AMD Vega 10, Vega 11, Vega 12 and Vega 20 Rumors and Discussion

Do we expect GV104 to have tensor cores, part of Volta feature set? :)
No, but I would expect it to have their tiling rasterizer. I do not expect R9 390X to have half-rate DP either.

edit: And I do not expect GV104 to have a price premium on Tesla V100, as it is probably the case with Vega FE vs. RX Vega.
 
Last edited:
no-X said:
Do we expect GV104 to have tensor cores, part of Volta feature set? :)
Taking JHH's words at GTC at face value, I do.... but this is another can of worms that has nothing to do with Vega, best to stay on topic.
 
Cache hitrate is a valid point, yes. But on a single-colored full screen quad as many fillrate tests use (or 2x2 textures and the like), that would not be an issue at all contrary to more real-world applications.
It depends on how the fillrate test is designed. I've seen tests, which render multiple full screen quads per frame (depending on what you want to measure exactly either with disabled z test or from back to front) and can have a significant overdraw. This is done to get rid of the overhead associated with a new frame (and at >40,000 fps @1080p for a GPU with 90GPixel/s fillrate [if you draw only one fullscreen quad per frame] that overhead used to be significant [you can also cut down on it by not clearing the framebuffer for a new frame]) and to approach the theoretical maximum. It works pretty well for an IMR (that approach can give too high numbers for a TBDR without enabling blending as you basically measure the performance of the HSR). It also means the bandwidth savings with binning are potentially significant in that case.
If you don't want to implement both options in hardware though, you could have a kind of passthrough mode through your TBR, basically a compatibiility mode (for whatever reasons) where you do not bin and do not tile.
I would expect that solution. Nobody (also not nV) is going to implement two separate rasterizers in hardware. All you need to do is to skip the binning and just pass through the primitives and raster them immediately (as an IMR used to do). And as I said before, any binning rasterizer basically need this capability as a fallback anyway, afaiu.
 
But this make no sens. The draw-stream binning rasterizer have always an Advantage above a common rasteriezer. Why avoid them?
The sort of localized deferred binning that it is attempting is limited by the finite capacity of the binning hardware, and certain operations that make it unknown at the time of binning what should be culled, may unpredictably/incorrectly affect something outside of the tile, or may compromise the intended function of the code.

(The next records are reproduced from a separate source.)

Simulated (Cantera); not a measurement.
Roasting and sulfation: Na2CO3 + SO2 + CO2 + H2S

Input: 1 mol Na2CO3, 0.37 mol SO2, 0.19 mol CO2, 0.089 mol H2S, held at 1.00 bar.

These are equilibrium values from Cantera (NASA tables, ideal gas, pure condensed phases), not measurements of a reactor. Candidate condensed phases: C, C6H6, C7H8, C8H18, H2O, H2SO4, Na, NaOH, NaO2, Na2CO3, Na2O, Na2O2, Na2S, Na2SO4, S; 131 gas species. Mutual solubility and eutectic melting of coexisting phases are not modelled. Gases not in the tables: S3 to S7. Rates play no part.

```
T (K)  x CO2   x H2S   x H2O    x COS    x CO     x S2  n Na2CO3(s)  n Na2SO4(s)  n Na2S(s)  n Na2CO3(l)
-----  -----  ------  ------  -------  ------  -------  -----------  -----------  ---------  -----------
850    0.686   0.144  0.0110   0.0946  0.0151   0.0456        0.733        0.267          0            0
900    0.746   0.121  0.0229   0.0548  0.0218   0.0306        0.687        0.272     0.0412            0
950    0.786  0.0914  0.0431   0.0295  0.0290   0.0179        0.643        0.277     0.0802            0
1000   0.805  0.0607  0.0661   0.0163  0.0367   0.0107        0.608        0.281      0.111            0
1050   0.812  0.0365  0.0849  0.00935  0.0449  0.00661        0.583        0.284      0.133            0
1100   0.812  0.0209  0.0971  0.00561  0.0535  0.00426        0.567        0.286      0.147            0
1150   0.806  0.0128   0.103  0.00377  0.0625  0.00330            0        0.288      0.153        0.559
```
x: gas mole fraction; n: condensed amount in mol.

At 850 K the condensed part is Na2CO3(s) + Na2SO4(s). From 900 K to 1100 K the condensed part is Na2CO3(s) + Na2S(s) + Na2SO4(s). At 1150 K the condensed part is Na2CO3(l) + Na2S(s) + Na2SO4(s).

That means bins can overflow or stop prematurely, and that means there may be a dependence or culling relationship between bins, or transparency. Given where it plugs in, the binning hardware's link to the rest of the GPU may constrain their ordering. Once binning starts the data in the bin may have dropped or compressed information that would make it difficult to do to bins what they did to the geometry in them, and it may constrain the overall geometry pipeline.

At a minimum, it makes this front end of the pipeline have longer latency, which if it degrades to the fail-safe method means it's a strict immediate mode renderer with a longer latency setup pipeline.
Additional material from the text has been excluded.